Believe it or not, government ‘sunshine’ is practical
Published 12:00 am Sunday, March 13, 2011
OXFORD — Gas prices have the public’s attention. Senate Bill 2289, which has been signed by Gov. Haley Barbour and becomes state law July 1, does not.
That’s not surprising. The pain at the pump is real, tangible. Access to government meetings and records, which will be bolstered in SB 2289, isn’t the hot topic in the lunchroom.
So it is with many First Amendment freedoms — speech, press, religion, assembly and petition. They are seen as lofty and conceptual. They are pie-in-the-sky words engraved on courthouse walls. Too, when the freedoms are enforced, the results often seem absurd.

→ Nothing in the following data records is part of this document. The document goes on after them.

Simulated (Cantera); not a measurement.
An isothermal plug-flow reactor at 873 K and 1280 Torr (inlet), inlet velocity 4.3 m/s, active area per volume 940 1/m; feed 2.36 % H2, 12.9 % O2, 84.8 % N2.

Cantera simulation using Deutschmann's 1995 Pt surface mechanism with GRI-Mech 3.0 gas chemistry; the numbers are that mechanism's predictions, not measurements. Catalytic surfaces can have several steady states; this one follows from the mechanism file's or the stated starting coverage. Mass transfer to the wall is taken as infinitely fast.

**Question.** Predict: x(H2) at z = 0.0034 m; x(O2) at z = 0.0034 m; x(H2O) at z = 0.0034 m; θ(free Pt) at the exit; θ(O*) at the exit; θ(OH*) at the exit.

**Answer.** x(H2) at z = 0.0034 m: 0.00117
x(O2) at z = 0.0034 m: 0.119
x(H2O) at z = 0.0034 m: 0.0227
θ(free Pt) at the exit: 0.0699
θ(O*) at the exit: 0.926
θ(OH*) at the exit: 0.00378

Take the case of tiny Westboro Church. That’s the Kansas group where the pastor and all five members, many of whom are his kinfolk, have decided American soldiers have died in combat because God is punishing America for its increasing tolerance of homosexuality. The group, which uses Baptist in its name but has no known affiliation with any other church, creates furor by showing up at soldiers’ funerals with banners and posters proclaiming its views.
Efforts to pass laws to halt the pickets wound up at the U.S. Supreme Court, which ruled 8-1 two weeks ago that the Constitution protects the Westboro folks.
People didn’t like the ruling or understand why the court’s most liberal and most conservative justices agreed to shield the picketers. Court protection for people doing despicable things always results in strong public reaction — comments that the justices must be as wacky as those who exploit the grief of military families. But it’s such far-out cases, along with little-noticed legislation such as SB 2289, that serve as a check on the incremental growth of government power.
This is Sunshine Week, an observance promoted annually by a coalition of press and public institutions. The purpose is to increase awareness of our fundamental freedom to be self-governed, also embodied as a constitutional mandate. We can’t be self-governing without knowing what managers of public policies and programs are doing. We can’t know without access.
So when do such matters become practical? When do people care about open meetings and records?
Again, not complicated. As with gas prices, it’s when the issue becomes personal.
When a homeowner learns a lot down the street has been rezoned for a juke joint, the homeowner cares about why there was no notice, no opportunity to be heard. When a parent learns a school zone has been changed, the parent wants to know why. When a property owner hears others are paying taxes at a lower rate, the property owner wants to check it out.
Mississippi law gives strong support to a general policy of open access to meetings and records, but enforcement has been a challenge.
SB 2289 changes that. Aside from scattered municipal ordinances that were never enforced, Mississippi has never before had what the law creates — a civil fine for records custodians and meeting participants who flagrantly violate laws designed to guarantee public access.
Coupled with the Legislature’s decision three years ago to empower the Mississippi Ethics Commission to review access questions from the public — via a free, one-page form available on the Internet — this state has taken major steps increasing access.
The new law is not designed to punish officials for innocent mistakes or even for delays caused by a good-faith effort to discern what the law requires. All it really does is make a statement to custodians of records and those who vote on whether discussions should be in open sessions. That statement is: Take access seriously.
Specific provisions of sunshine laws can be tricky, but an excellent measuring stick is to ask who is helped by denying requests to see records or attend meetings. If it’s in the public’s interest to keep information secret — such as when police are assembling witness lists or a city board is debating how much to offer on a land purchase — then the law allows closure. But if closure is merely a preference and especially when it’s just a shield from accountability, Mississippi law demands openness.
It’s too much to believe that access to government records and meetings will ever have the prominence of events such as protesters flapping posters about what God presumably “hates” while a family buries a loved one. It’s not too much, however, to realize that as with other freedoms, access laws must be stretched, tested and enforced to make government work as designed.
Sunshine laws are practical laws. We don’t need them every day, but when we need them, they must be there.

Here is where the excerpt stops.